The names of all document processors.

add_processor(name: str, processor: Union[DocProcessor, DocProcessorGroup], position: Optional[int] = None) None#

Add a document processor to the group.

Parameters:
  • name – The name of the processor.

  • processor – The processor or processor group.

  • position – The position at which to insert it. Will append if left

  • unspecified.

remove_processor(name: str) None#

Remove a processor from the group.

Parameters:

name – The name of the processor.

__getitem__(name: str) Union[DocProcessor, DocProcessorGroup]#

Get a document processor by name.

Parameters:

name – The name of the document processor.

Returns:

The document processor.

process(doc: Document, enabled: Optional[set[str]] = None, disabled: Optional[set[str]] = None) None#

Process a document, by passing it to this group’s processors.

Parameters:
  • doc – The document to be processed.

  • enabled – A set of strings, indicating which document processors to run for this document. By default, all document processors are used. In case of nested, it’s necessary to supply both the name of the processor group, and all of its containing processors (or a subset thereof).

  • disabled – A set of strings, indicating which document processors not to run for this document. Cannot be used together with enabled.

docdeid.process.redactor#

class docdeid.process.redactor.Redactor#

Bases: DocProcessor, ABC

Takes care of redacting the text by modifying it, based on the input text and annotations.

Instantiations should implement the logic in Redactor.redact().

process(doc: Document, **kwargs) None#

Process a document by redacting it, according to the logic in Redactor.redact().

Parameters:
  • doc – The document to process.

  • **kwargs – Any other arguments.

abstract redact(text: str, annotations: AnnotationSet) str#

Redact the text.

Parameters:
  • text – The input text.

  • annotations – The annotations that are produced by previous document

  • processors.

Returns:

The redacted text.

class docdeid.process.redactor.RedactAllText(open_char: str = '[', close_char: str = ']')#

Bases: Redactor

Literally redacts all text. Might for example be used when an error is raised.

Parameters:
  • open_char – The open char to use for the REPLACED tag.
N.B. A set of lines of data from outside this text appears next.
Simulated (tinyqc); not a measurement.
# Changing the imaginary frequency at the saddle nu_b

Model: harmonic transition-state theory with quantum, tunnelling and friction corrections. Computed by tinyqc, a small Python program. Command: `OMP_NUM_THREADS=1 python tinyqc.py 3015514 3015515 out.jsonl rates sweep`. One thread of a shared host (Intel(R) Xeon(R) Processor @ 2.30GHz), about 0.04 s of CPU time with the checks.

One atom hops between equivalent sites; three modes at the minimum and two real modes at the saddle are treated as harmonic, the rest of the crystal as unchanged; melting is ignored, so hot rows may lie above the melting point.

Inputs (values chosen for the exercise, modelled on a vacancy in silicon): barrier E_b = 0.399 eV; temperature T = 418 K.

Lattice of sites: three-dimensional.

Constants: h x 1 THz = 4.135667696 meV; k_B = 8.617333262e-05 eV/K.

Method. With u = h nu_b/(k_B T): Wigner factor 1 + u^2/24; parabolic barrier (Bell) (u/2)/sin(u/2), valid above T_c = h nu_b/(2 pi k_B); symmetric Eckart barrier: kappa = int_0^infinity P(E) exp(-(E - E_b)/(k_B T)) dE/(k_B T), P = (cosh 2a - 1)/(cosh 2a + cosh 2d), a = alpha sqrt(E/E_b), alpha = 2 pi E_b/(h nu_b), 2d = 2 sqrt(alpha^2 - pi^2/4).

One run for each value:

  • close_char – The close char to use for the REPLACED tag.

Returns:

The text REDACTED with the open and close char, literally (e.g. [REDACTED]).

redact(text: str, annotations: AnnotationSet) str#

Redact the text.

Parameters:
  • text – The input text.

  • annotations – The annotations that are produced by previous document

  • processors.

Returns:

The redacted text.

class docdeid.process.redactor.SimpleRedactor(open_char: str = '[', close_char: str = ']', check_overlap: bool = True)#

Bases: Redactor

Basic redactor, that replaces each entity in text with its tag. If the same entity occurs multiple times (with the same tag), it is replaced with tag-n. Requires the set of annotations to be non-overlapping.

Parameters:
  • open_char – The open char to use for the replacment tag.

  • close_char – The close char to use for the replacment tag.

  • check_overlap – Whether to check whether annotations overlap. If set to

  • overlapping (False but annotations are) –

  • results. (will not give correct) –

Returns:

The redacted text, with each entity recognized in the set of annotations replaced with the proper tag.

redact(text: str, annotations: AnnotationSet) str#

Redact the text.

Parameters:
  • text – The input text.

  • annotations – The annotations that are produced by previous document

  • processors.

Returns:

The redacted text.